Abstracts
Résumé
Dans un premier temps, l'auteur estime que la démarche de la Commission consistant à faire la classification des occupations par définitions est vide de substance analytique, et donc non susceptible d'aboutir à la compréhension des phénomènes étudiés ni à la formulation de corollaires politiques.
Dans un second temps, l'auteur dégage deux principes d'analyse des professions : soit l'absence d'information des consommateurs sur la qualité des services professionnels et l'incitation que subissent les professionnels à se constituer en corporations « fermées » pour promouvoir leurs intérêts.
Abstract
This paper is a critical comment of the report of the Commission on Health and Social Welfare, bearing on professions and professional organization. The basic weakness of the Commission's Report is to be found in its lack of any analytical substance, from which explanatory factors and policy implications could be derived. To state that professions are occupations requiring the knowledge of an art, a technique, or a science, is, in the author's view, mere classification by definition, of no help at all in understanding the foundations of professional regulation and organization.
Convinced that no useful conclusions can be drawn from this approach, the author suggests that two principles of economic theory should be used as a basis for a meaningful analysis: a) the lack of information of consumers on the quality of professional services, and the incentives to which ignorance givens rise on the part of both producers and consumers, mainly the need for protection, and b) the theory of collective goods, as an explanation of the tendency for professionals to form closed corporations, in order to further the interests of their members.

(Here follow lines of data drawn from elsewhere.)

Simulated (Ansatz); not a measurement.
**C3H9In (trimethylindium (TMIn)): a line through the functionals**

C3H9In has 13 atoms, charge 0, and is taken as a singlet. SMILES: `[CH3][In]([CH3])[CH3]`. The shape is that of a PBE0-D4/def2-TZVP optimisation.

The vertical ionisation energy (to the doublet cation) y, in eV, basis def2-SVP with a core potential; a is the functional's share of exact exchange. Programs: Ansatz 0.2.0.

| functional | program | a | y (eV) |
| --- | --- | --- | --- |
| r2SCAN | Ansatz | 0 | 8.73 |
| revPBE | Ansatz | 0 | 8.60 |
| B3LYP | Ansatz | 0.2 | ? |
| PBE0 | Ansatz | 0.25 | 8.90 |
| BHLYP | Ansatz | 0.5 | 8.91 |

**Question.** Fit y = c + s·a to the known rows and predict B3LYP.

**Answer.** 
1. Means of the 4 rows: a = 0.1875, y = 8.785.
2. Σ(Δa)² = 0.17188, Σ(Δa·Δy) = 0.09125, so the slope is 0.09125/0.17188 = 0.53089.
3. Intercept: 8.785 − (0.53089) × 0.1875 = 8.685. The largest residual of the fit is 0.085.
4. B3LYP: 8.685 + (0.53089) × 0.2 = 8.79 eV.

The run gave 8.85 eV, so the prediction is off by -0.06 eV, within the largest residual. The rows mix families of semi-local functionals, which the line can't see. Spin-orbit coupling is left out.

From the existence of informational inequality between producers and consumers of professional services, four basic propositions are advanced, which the Commission did not consider, at a great cost in terms of understanding and solving problems :
1. — only differences in the knowledge of the utility of professional services is relevant, not the knowledge of the methods of production; otherwise almost all occupations would be classified as professions;
2.— as more and more professional activities are carried out by salaried people in group practice, within organizations, the protection of consumers as a basis for regulations looses much of its traditional foundations;
3. — another important element of identification of a profession is the absence of
market mechanisms capable of guaranteeing quality and security of products, like producers' guarantees, or through which risks of failure to benefit from them could be transferred to third parties, like insurance;
4. — finally, in order to qualify as a profession, the provision of services must involve important consequences, and errors of judgment must be considered very serious by consumers, like when the physical and moral integrity of a person it at stake.
Given these properties of professional services, institutions arise which serve as substitutes for the lack of information and for the difficulties of obtaining insurance coverage. The relationship of trust and delegation, and in general the whole ethics of professional behaviour are examples of substitutes to market mechanisms. In that respect the professional organizations, together with their rigid entry requirements, can be regarded as devices designed to assure that the norms of behaviour are satisfied by professionals.
For having failed to state the problems within an analytical framework, the Commission was in no position to raise and solve such basic questions as the following: What are the occupations involving so great a danger of misuse on the part of the consumer that some kind of regulations and controls by the state are called for ? Even within a given discipline, should all activities be regulated or are there only some tasks that require professionalization ? Are the educational standards and other licensing conditions positively conducive to higher quality of services ?
The second incentive behind regulations and the organization of professional activity is to be found in the desire of professionals to further their own interests, most specifically to increase their income through unionization. The theory of collective action teaches us that the objective is best promoted when coercion (licensing) is relied upon to stimulate "participation" by members. The Commission implicitely takes this process for granted, without any attempt to assess the value of other mechanisms like certifications, as a means of providing information to consumers and at the same time protecting the public from the danger of monopolistic practices. In view of the tendency for regulated industries to turn regulations to their advantages, the transfer of responsibility from professional corporations to government services, with respect to license requirements and educational standards is considered by the author as a naïve and short-sighted suggestion. Similarly the breaking-up of professional organizations into public service corporations on the one hand, and professional associations on the other hand, is viewed as unrealistic and unfair to liberal professions.
On the whole, due to its lack of analytical framework, the conclusions and recommendations of the Commission, while sometimes acceptable in their objectives, 1. — are found to be unlikely to promote the objectives sought: by the Commission; 2. — they often do not follow from the analysis; 3. — some suggestions are unrealistic and 4. — only formally interesting.